Paris is as beautiful as I’ve heard. The city is clean, its monuments are well-maintained, and there’s a pervasive sense of authenticity. It doesn’t feel artificial, like a tourist town does. It feels “lived in.”
My attempt to obtain a SIM card failed yet again. I’ve been trying since I arrived in London to get prepaid service for my phone, but for some reason or another, it has fallen through each time. This time, my parlay vous anglais (Do you speak English?) even preceded by a friendly bonjour, monseuir! elicted a cold “No.” I nonetheless pushed on and managed to convey what I wanted through some basic English words and lots of hand gestures. The clerk wasn’t very helpful though, and I gave up. These Parisians really knock the tourist right out of you.
Once again, I found myself ripped off at breakfast. I ordered a banana & chocolate crepe, water, and coffee. The damage? €16! I was dumbfounded. The woman sitting next to me must have noticed my shock, and she advised me to stick to cheese baget, which is simply cheese in a particular type of bread. Point taken.
Ah, the Eiffel Tower. It felt surreal, to stand before the famous monument in person. As monuments go, it’s really nothing extraordinary. There are far more interesting places in Paris. However, the Eiffel Tower has assumed an identity that supersedes its structural or historical importance, and I enjoyed the experience.

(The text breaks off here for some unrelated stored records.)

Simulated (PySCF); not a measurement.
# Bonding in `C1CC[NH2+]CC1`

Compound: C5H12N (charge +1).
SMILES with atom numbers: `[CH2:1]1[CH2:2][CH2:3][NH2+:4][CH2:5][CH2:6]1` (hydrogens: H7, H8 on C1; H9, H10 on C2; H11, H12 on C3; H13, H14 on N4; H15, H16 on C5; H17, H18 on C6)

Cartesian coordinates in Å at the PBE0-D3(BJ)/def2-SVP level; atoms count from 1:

As I meandered around the Eiffel Tower neighborhood, I passed a building with a board outside that read: La Banque Postale. I wanted to drop off some mail, and I thought maybe this place would have a mailbox. After all, given the word “Postale” in its name, the building must have something to do with a post office? I walked in, and based on how quickly the security officer leapt out of his chair to intercept me, I figured I must have guessed wrong. As I turned to go, however, the receptionist asked if I spoke English. Happy to find someone else who did, I jumped at the opportunity to have a real conversation. Her name was Julie, aka JuJu. She spoke English very well, and I told her as much. She loved the compliment and, in turn, complimented me on my pronunciation of the few French words that I know. I asked her about places where I could hang out, and she gave me the name and number of a place. Just to make sure I had no trouble, she gave me her own number as well. Such nice people, these French.
I wanted to take a rental bike back to Greg’s apartment, and I went looking for one of the ubiquitous bike rental stands that have popped up in Paris recently. It’s a great system. You can buy a membership card or even just a one-day or weeklong pass to take out a bike at any time from any one of the stands. It’s fully automated. The bikes are heavy-duty bikes that lock electronically to the stands. You unlock a bike by inserting your pass into the nearby machine, and off you go. It only costs €1 to rent a bike for the first 30 minutes. After that, you’re charged a progressively higher amount for every 30 minutes you go over. You can return the bike at any stand in the city as long as there is a spot available to park it. The stands are widely distributed, and I noticed many people riding these rental bikes. Alas, I was disappointed to learn that our American credit cards don’t work at these self-rental machines. The French credit card system utilizes a chip, which is inset into the card. The bike rental machines require one of these cards. I trudged back to the apartment on foot, envious of all the people whizzing past me on their bikes. Yet, I couldn’t help but admire the subtle beauty of the Frenchwomen riding the bikes in their flowery spring dresses. There’s something so refined and charming about it. Paris really is beautiful.